An excellent illustration of this point comes from the movie The Quarrel . In this movie, a rabbi and a Jewish secularist meet again after the Second World War after they had been separated. They had gotten into a quarrel as young men, separated on bad terms, and then had their village and their family and everything destroyed through the Second World War, both thinking the other was dead. They meet serendipitously in Toronto, Canada in a park and renew their friendship and renew their old quarrel.divider

Rabbi Hersch says to the secularist Jew Chiam, “If a person does not have the Almighty to turn to, if there’s nothing in the universe that’s higher than human beings, then what’s morality? Well, it’s a matter of opinion. I like milk; you like meat. Hitler likes to kill people; I like to save them. Who’s to say which is better? Do you begin to see the horror of this? If there is no Master of the universe then who’s to say that Hitler did anything wrong? If there is no God then the people that murdered your wife and kids did nothing wrong.”
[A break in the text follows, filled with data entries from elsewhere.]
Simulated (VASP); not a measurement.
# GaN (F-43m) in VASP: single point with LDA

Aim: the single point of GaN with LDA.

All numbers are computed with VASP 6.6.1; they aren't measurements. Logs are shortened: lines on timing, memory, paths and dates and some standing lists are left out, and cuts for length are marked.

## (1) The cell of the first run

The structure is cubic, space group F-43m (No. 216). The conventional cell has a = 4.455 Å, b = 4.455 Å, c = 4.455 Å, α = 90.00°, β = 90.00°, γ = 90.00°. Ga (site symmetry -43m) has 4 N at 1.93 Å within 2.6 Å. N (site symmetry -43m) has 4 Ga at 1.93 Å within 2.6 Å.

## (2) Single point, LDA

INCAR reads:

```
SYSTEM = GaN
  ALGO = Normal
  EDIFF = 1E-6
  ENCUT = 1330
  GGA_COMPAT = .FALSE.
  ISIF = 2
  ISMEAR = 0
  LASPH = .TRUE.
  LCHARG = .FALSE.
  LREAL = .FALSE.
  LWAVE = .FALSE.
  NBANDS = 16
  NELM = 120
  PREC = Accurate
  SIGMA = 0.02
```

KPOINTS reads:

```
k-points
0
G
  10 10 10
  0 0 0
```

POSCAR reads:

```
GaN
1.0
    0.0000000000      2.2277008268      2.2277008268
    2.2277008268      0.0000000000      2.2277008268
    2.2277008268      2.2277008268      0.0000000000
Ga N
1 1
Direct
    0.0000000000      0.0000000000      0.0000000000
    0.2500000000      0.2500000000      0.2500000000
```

That is a very, very compelling point coming from the rabbi. In other words, to argue against the existence of God based on the existence of evil forces us into saying something like this: Evil exists, therefore there is no God. If there is no God then good and evil are relative and not absolute, so true evil doesn’t exist, contradicting the first point. Simply put, there cannot be a world in which it makes any sense to say that evil is real and at the same time say that God doesn’t exist. If there is no God then nothing is ultimately bad, deplorable, tragic or worthy of blame. The converse, by the way, is also true. This is the other hard part about this, it cuts both ways. Nothing is ultimately good, honorable, noble or worthy of praise. Everything is ultimately lost in a twilight zone of moral nothingness. To paraphrase the late Dr. Francis Schaeffer, the person who argues against the existence of God based on the existence of evil in the world has both feet firmly planted in mid-air.

_____________

Ricky Gervais in a You Tube clip from the show Piers Morgan Tonight on  1-20-2011 said that he embraced the golden rule because it made sense to him to be good to others so they would be good to you. However, how would that work if there is no ultimate lawmaker that also is our final judge? Rabbi Hersch’s argument to the secularist Jew Chiam seems to point out that without God in the picture it really does come to : “If a person does not have the Almighty to turn to, if there’s nothing in the universe that’s higher than human beings, then what’s morality? Well, it’s a matter of opinion. I like milk; you like meat. Hitler likes to kill people; I like to save them. Who’s to say which is better?”

Francis Schaeffer

Francis Schaeffer pictured above.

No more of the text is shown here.